Given a a polynomial with coefficients in $GF(p)$ and degree $d$, will that polynomial always have $d$ roots in $GF(p^d)$?
The text I am reading seems to be implying that this is true but I can't see why.
Given a a polynomial with coefficients in $GF(p)$ and degree $d$, will that polynomial always have $d$ roots in $GF(p^d)$?
The text I am reading seems to be implying that this is true but I can't see why.
In my opinion the theory of finite fields is much clearer if one works in the algebraic closure $\overline{\mathbb{F}_p}$ from the get-go. The Frobenius map $x \mapsto x^p$ acts on the algebraic closure and its fixed points are precisely the roots of $x^p - x$, or the elements of $\mathbb{F}_p$. It follows that the orbits of the roots of a polynomial over $\mathbb{F}_p$ under the action of the Frobenius map are its irreducible factors.

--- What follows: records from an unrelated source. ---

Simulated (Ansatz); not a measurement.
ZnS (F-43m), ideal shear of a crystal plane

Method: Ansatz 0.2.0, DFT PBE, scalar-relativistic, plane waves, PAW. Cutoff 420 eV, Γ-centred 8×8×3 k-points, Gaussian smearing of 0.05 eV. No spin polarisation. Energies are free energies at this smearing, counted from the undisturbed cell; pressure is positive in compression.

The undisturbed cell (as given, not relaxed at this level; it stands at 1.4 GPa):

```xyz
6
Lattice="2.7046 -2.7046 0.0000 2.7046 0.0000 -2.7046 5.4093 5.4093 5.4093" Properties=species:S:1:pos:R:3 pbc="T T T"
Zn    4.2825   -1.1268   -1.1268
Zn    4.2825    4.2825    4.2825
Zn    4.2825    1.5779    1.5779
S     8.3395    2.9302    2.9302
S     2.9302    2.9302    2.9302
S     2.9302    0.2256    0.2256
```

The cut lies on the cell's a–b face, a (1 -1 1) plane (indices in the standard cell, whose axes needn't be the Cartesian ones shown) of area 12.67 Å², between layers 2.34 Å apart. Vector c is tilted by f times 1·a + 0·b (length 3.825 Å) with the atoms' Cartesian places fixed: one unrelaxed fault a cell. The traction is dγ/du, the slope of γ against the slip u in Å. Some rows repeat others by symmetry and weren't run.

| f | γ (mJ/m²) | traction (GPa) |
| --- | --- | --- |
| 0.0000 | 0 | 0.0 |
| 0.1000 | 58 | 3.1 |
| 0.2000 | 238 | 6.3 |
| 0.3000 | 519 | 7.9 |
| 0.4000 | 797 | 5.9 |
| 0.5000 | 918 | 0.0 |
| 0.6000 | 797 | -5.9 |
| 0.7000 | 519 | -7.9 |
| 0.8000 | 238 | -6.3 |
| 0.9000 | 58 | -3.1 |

Hence an element of $\overline{\mathbb{F}_p}$ is a root of an irreducible polynomial of degree $d$ if and only if it has order exactly $d$ under the Frobenius map, if and only if it divides $x^{p^d} - x$ and does not divide $x^{p^k} - x$ for $k < d$, if and only if it is contained in the fixed field of $x \mapsto x^{p^d}$ but not in the fixed field of $x \mapsto x^{p^k}$ for $k < d$. The fixed field of $x \mapsto x^{p^d}$ is a canonical copy of $\mathbb{F}_{p^d}$ inside the algebraic closure, and we have proven both (the correct version of) your statement and uniqueness of finite fields in one go.
C'est faux tel qu'énoncé. Il faut supposer le polynôme irréductible, auquel cas c'est vrai.
Si $P$ est irréductible sur $F_p$ et $P(\alpha) = 0$, alors $[F_p(\alpha):F_p] = \deg P = d$. Par conséquent, $F_p(\alpha) = F_{p^d}$, donc $\alpha \in F_{p^d}$.
Par contre, sur $F_3$, posons, $P(x) = (x^2 + 1)(x + 1)$. Si $\alpha^2 + 1 = 0$, on a $F_p(\alpha) = F_{9}$, qui n'est pas un sous-corps de $F_{27}$.
As Qiaochu Yuan said in his comment on the question, the claim
Given a polynomial with coefficients in GF$(p)$ and degree $d$, will that polynomial always have $d$ roots in GF$(p^d)$?
is false in general, but is true if the polynomial is irreducible over GF$(p)$.
The period of a polynomial $f(x)$ in GF$(q)[x]$, $q$ a prime power, is the smallest positive integer $e$ such that $f(x)$ is a divisor of $x^e - 1$. If $f(x)$ is the product of distinct irreducible polynomials, then $e$ is the least common multiple of the periods of the irreducible factors, and the smallest extension field of GF$(q)$ that contains all the roots of $f(x)$ is GF$(q^m)$ where $m$ is the smallest positive integer such that $x^e - 1$ is a divisor of $x^{q^m-1}-1$, equivalently, $e$ is a divisor of $q^m - 1$.
Theorem 6.21 in E. R. Berlekamp's Algebraic Coding Theory, McGraw-Hill 1968, gives the period of $f(x)$ in general.
If $f(x) = \prod_i [f^{(i)}(x)]^{m_i}$ where the $f^{(i)}(x)$ are irreducible polynomials of periods $n_i$ over GF$(q)$ of characteristic $p$, then the period of $f(x)$ is the least common multiple of the $n_i$ times the least power of $p$ which is not less than any of the $m_i$.
However, since the roots of $f(x)$ have multiplicities greater than $1$ if any of the $m_i$ is larger than $1$, the smallest field containing all the roots is determined by the period of $g(x) = \prod_i f^{(i)}(x)$ and this period is the least common multiple of the $n_i$.